Pretoria‚ Dec 6 (I-Net Bridge) - Growth in real final consumption expenditure by households decelerated for the third quarter in succession‚ to an annualised 2.6% in Q3 from 3.1% in the quarter before‚ the South African Reserve Bank's December quarterly bulletin (QB) released on Thursday revealed.

Consumption expenditure is important for domestic growth‚ and a slowing in the growth of consumption expenditure by households does not bode well for economic growth as it accounts for some 60% of gross domestic product.

The moderation in spending was evident in all the categories of durable‚ semi-durable‚ and non-durable goods.

Spending on services‚ which accounts for some 25% of total household spending‚ slowed to a 1.1% growth in the third quarter after moderating to a growth rate of 1.5% in the second quarter.

The most concerning was the moderation in the pace of spending on non-durable goods‚ which moderated to 1.7% in the third quarter - its slowest rate of increase since the second quarter of 2010.

The Reserve Bank said the slower pace of increase in this category reflected subdued spending on food‚ beverages and tobacco‚ and household fuel and power‚ which could be attributed in part to persistent increases in the prices of these products alongside a decline in spending on petroleum products.

Growth in real disposable income of households moderated to 2.6% in the third quarter following an annualised increase of 3.5% the quarter before‚ reflecting‚ among others‚ modest employment gains‚ according to the bulletin.

The ratio of household debt to disposable income remained unchanged at 76% both in the second and third quarters.

Consistent with the lower interest rate environment‚ the ratio of debt-service cost to disposable income decreased to 6.5% in the third quarter compared with 6.9% the quarter before.

Real gross domestic expenditure decelerated to 3% in the third quarter from an annualised rate of 4.9% in the preceding quarter.

The bulletin reported that the moderation in the pace of increase resulted mainly from slower growth in real final consumption expenditure by households alongside a slower accumulation of inventory holdings‚ which more than offset an acceleration in final consumption expenditure by government and gross fixed capital formation.

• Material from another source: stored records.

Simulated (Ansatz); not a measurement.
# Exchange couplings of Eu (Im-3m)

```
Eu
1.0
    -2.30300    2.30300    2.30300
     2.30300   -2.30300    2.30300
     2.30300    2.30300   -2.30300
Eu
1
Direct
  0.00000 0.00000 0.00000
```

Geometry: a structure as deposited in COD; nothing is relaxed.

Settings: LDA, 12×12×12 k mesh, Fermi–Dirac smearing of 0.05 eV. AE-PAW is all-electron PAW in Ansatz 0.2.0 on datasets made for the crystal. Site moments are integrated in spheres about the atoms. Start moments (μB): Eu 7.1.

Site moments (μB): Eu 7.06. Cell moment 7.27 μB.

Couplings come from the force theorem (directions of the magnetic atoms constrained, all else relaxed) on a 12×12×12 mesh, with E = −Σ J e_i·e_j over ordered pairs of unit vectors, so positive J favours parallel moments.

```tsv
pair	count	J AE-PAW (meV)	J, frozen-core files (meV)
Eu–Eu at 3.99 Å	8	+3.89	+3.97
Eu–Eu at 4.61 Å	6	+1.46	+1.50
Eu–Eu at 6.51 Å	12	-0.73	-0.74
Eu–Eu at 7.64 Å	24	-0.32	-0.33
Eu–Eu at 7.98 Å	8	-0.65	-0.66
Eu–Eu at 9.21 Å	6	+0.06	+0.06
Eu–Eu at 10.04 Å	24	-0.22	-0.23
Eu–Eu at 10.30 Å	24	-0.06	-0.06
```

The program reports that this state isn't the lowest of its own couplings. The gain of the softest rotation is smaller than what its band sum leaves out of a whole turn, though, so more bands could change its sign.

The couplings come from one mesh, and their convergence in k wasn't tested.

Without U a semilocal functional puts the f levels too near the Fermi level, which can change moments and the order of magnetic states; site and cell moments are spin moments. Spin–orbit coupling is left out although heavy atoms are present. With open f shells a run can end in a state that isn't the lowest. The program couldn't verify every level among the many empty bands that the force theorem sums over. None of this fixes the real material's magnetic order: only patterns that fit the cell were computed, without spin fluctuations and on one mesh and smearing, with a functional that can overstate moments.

Real final consumption expenditure by general government accelerated from an annualised rate of 3.7% in the second quarter to 8.4% in the third quarter‚ mainly due to the acquisition of the final batch of aircraft as part of government's armaments procurement programme.

Growth in real gross fixed capital formation accelerated from an annualised 7% in the second quarter to 7.2% in the third. The growth was primarily driven by capital spending by public corporations and general government.